ASHEVILLE — Finishing the regular season with two straight losses was not how UNC Asheville men’s basketball coach Mike Morrell wanted his team to enter the Big South Tournament, but there is no denying his Bulldogs know how to handle adversity.
UNCA begins the postseason with a 20-10 record, including an 11-5 record in the Big South that earned the team the second seed behind in-state rival High Point. But the Bulldogs’ path to March Madness isn’t told in their record alone.
“I can walk probably 150, 200 yards and see the French Broad,” Morrell said of the river that runs through picturesque Asheville. “I just have to go right over the crest of my hill.”
From there, Morrell watched the unimaginable unfold. Hurricane Helene dumped nearly 14 inches of rain over three days in late September, and Morrell had a front-row seat to the storm that would terrorize the city and many others in Helene’s path.
“So I sat there and watched the whole thing, man,” he said. “The wind and the rain — the storm, kind of pushed through around the late morning, mid-morning that Friday. And so I walked down to the river, and kind of went across the bridge that I take home every day. I was probably there with 50, 75 people on that bridge. That was probably around 12 or 1. … That bridge wasn’t there at 4.”

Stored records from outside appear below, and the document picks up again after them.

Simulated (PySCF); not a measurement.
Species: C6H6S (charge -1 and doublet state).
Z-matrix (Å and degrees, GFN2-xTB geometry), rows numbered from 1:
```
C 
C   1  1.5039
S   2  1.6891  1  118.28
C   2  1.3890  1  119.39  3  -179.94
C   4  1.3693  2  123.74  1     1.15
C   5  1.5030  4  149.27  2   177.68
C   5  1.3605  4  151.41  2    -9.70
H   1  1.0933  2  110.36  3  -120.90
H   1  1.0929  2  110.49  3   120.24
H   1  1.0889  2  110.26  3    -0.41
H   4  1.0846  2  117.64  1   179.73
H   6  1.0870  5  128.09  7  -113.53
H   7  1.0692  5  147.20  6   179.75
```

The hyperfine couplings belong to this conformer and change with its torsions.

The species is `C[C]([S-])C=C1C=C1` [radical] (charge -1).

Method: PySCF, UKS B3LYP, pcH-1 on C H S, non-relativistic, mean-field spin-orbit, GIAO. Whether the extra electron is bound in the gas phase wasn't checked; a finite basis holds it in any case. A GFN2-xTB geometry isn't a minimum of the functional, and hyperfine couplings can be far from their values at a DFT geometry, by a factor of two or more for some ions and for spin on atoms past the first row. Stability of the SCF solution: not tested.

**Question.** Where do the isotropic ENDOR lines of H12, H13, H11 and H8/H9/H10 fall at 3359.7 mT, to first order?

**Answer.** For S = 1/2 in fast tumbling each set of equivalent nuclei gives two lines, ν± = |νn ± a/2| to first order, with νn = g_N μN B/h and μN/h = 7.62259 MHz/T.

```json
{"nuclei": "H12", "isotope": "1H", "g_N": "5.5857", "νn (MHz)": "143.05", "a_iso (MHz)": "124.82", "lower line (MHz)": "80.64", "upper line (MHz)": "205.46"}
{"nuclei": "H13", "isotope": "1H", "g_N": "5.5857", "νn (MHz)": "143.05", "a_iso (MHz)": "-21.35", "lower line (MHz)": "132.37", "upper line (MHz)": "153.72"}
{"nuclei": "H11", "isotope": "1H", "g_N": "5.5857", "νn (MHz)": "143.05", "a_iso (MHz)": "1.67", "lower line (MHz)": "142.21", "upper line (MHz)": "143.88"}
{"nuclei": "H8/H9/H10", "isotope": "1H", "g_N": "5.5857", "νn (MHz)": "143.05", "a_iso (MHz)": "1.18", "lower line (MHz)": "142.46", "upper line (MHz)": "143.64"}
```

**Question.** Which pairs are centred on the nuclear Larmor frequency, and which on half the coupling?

Morrell’s home was spared, but much of the River Arts District where he lives along the French Broad was washed away or flooded. Power, water and cell service were all wiped out throughout the region.
“That was unlike anything I’d ever experienced,” Morrell said. “It also like — I kind of really don’t know what the right word is, but it was kind of like, ‘I don’t really give a s–t about basketball right now.’”
Morrell and the Bulldogs relocated to Charlotte, moving into hotels while the campus — which was without basic utilities and suffered some damage due to flooding and fallen trees, though nothing like what was seen elsewhere — shut down.
“That three-day stretch, I ain’t never been through nothing like that,” Morrell said. “I mean, it was just complete and utter chaos. Unbelievable.”
Morrell still had to prepare his team for the season, one without two-time Big South Player of the Year Drew Pember, who graduated after leading UNCA to the NCAA Tournament in 2023 and a conference title game appearance last year.
“I knew we were going to be different. I knew we weren’t going to go find another Pember,” said Morrell, who called the 6-foot-11 Tennessee transfer perhaps the best player in Big South history.
Still, Morrell was confident his top returning players — starters Josh Banks and Fletcher Abee, and key reserves Greg Gantt and Toyaz Solomon — along with transfers Justin Wright and Jordan Marsh and incoming freshman Kameron Taylor gave him a foundation on which to build.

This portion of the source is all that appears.